Yen Consolidates After Recent Losses
It is possible that the move that dominated the capital markets during the first 6-weeks is coming to an end. Riskier assets gain traction toward the end of last week even despite the worse than expected non-farm payroll headline reading. The yen, which is sometimes seen as a safe haven during volatile times, weakened, and is now consolidating recent losses against the greenback.
Meanwhile, Japan’s current-account deficit widened to a record 638.6 billion yen in December from 592.8 billion in November, partly due to surging imports and the weak yen. Consensus was for 685.4 billion yen. The fear is that the deficit will become permanent and hurt investor confidence in Japan which would be rather dangerous given the country’s massive debt.
In central bank news, The People’s Bank of China is prepared to tolerate reasonable volatility in money-market interest rates as it attempts to rein in soaring debt in the country. While the PBOC will ensure appropriate liquidity, it won’t fund growth that is dependent on investment and debt. The PBOC’s remarks come after repurchase rates spiked to high levels at various points over the past several months, causing ructions in stock markets.

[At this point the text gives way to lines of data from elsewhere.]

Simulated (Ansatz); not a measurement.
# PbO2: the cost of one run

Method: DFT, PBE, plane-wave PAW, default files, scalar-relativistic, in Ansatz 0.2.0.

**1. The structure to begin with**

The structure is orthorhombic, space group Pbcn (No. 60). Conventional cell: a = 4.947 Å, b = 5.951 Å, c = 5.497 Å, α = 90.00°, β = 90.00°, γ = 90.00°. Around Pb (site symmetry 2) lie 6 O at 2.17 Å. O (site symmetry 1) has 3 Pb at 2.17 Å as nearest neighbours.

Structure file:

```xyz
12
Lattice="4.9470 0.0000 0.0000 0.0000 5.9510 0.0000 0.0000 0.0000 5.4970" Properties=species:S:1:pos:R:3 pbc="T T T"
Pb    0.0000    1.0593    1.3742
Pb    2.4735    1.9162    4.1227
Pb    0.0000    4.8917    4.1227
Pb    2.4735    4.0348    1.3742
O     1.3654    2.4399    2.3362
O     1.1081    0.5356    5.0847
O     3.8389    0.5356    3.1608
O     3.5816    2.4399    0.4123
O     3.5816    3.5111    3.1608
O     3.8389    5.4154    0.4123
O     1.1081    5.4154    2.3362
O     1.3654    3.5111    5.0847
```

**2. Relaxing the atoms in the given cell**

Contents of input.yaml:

The USDJPY consolidated near support which is seen at the 10-day moving average. Additionally support is seen near the recent lows at 100.80. Resistance is seen near the recent highs at 105. Momentum is turning positive and the MACD (moving average convergence divergence) index is poised to generate a buy signal. This occurs when the spread (the 12-day moving average minus the 26-day moving average) crosses above the 9-day moving average of the spread. The RSI (relative strength index) is moving higher with price action reflecting accelerating positive momentum printing near 44 which is in the middle of the neutral range.